Re: lockdep circular locking error (rcu_node_level_0 vs rq->lock)
From: Peter Zijlstra
Date: Tue Jul 12 2011 - 17:39:53 EST
On Tue, 2011-07-12 at 13:51 -0700, Paul E. McKenney wrote:
>
> So I am hoping that your idea of doing rcu_read_lock() before acquiring
> rq locks (and pi locks) and doing rcu_read_unlock() after releasing them
> does work out!
it would look something like the below, except that it needs some
performance testing, it does add a lot of rcu fiddling to hot paths.
Need sleep now.. will poke more in the morning.
---
kernel/sched.c | 76 ++++++++++++++++++++++++++++++++++++++-------------
kernel/sched_fair.c | 14 +++++++---
kernel/sched_rt.c | 6 ++++
3 files changed, 73 insertions(+), 23 deletions(-)
diff --git a/kernel/sched.c b/kernel/sched.c
index 9769c75..4bf0951 100644
--- a/kernel/sched.c
+++ b/kernel/sched.c
@@ -892,6 +892,7 @@ static inline void finish_lock_switch(struct rq *rq, struct task_struct *prev)
* prev into current:
*/
spin_acquire(&rq->lock.dep_map, 0, 0, _THIS_IP_);
+ rcu_read_acquire();
raw_spin_unlock_irq(&rq->lock);
}
@@ -960,6 +961,7 @@ static struct rq *task_rq_lock(struct task_struct *p, unsigned long *flags)
struct rq *rq;
for (;;) {
+ rcu_read_lock();
raw_spin_lock_irqsave(&p->pi_lock, *flags);
rq = task_rq(p);
raw_spin_lock(&rq->lock);
@@ -967,6 +969,7 @@ static struct rq *task_rq_lock(struct task_struct *p, unsigned long *flags)
return rq;
raw_spin_unlock(&rq->lock);
raw_spin_unlock_irqrestore(&p->pi_lock, *flags);
+ rcu_read_unlock();
}
}
@@ -983,6 +986,7 @@ task_rq_unlock(struct rq *rq, struct task_struct *p, unsigned long *flags)
{
raw_spin_unlock(&rq->lock);
raw_spin_unlock_irqrestore(&p->pi_lock, *flags);
+ rcu_read_unlock();
}
/*
@@ -995,6 +999,7 @@ static struct rq *this_rq_lock(void)
local_irq_disable();
rq = this_rq();
+ rcu_read_lock();
raw_spin_lock(&rq->lock);
return rq;
@@ -1042,10 +1047,12 @@ static enum hrtimer_restart hrtick(struct hrtimer *timer)

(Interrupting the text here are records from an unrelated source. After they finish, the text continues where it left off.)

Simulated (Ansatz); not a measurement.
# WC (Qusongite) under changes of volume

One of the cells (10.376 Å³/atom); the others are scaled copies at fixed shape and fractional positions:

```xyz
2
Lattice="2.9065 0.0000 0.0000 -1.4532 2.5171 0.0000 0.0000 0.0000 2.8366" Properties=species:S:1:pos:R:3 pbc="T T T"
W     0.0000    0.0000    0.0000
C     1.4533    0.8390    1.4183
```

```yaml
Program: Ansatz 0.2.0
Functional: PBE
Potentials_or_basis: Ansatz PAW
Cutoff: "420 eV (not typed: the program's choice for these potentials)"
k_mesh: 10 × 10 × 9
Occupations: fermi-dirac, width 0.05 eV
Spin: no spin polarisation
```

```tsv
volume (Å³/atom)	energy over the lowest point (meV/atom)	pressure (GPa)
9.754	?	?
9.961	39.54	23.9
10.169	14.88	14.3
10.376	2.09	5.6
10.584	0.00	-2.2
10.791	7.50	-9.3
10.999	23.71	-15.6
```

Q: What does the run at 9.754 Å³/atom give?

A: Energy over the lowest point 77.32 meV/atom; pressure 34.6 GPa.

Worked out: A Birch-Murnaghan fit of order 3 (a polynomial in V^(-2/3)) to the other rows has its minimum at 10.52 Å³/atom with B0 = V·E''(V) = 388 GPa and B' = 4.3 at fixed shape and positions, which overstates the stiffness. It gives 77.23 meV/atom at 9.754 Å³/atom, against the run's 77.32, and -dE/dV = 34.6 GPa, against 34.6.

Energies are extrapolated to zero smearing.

WARN_ON_ONCE(cpu_of(rq) != smp_processor_id());
+ rcu_read_lock();
raw_spin_lock(&rq->lock);
update_rq_clock(rq);
rq->curr->sched_class->task_tick(rq, rq->curr, 1);
raw_spin_unlock(&rq->lock);
+ rcu_read_unlock();
return HRTIMER_NORESTART;
}
@@ -1058,10 +1065,12 @@ static void __hrtick_start(void *arg)
{
struct rq *rq = arg;
+ rcu_read_lock();
raw_spin_lock(&rq->lock);
hrtimer_restart(&rq->hrtick_timer);
rq->hrtick_csd_pending = 0;
raw_spin_unlock(&rq->lock);
+ rcu_read_unlock();
}
/*
@@ -1190,10 +1199,14 @@ static void resched_cpu(int cpu)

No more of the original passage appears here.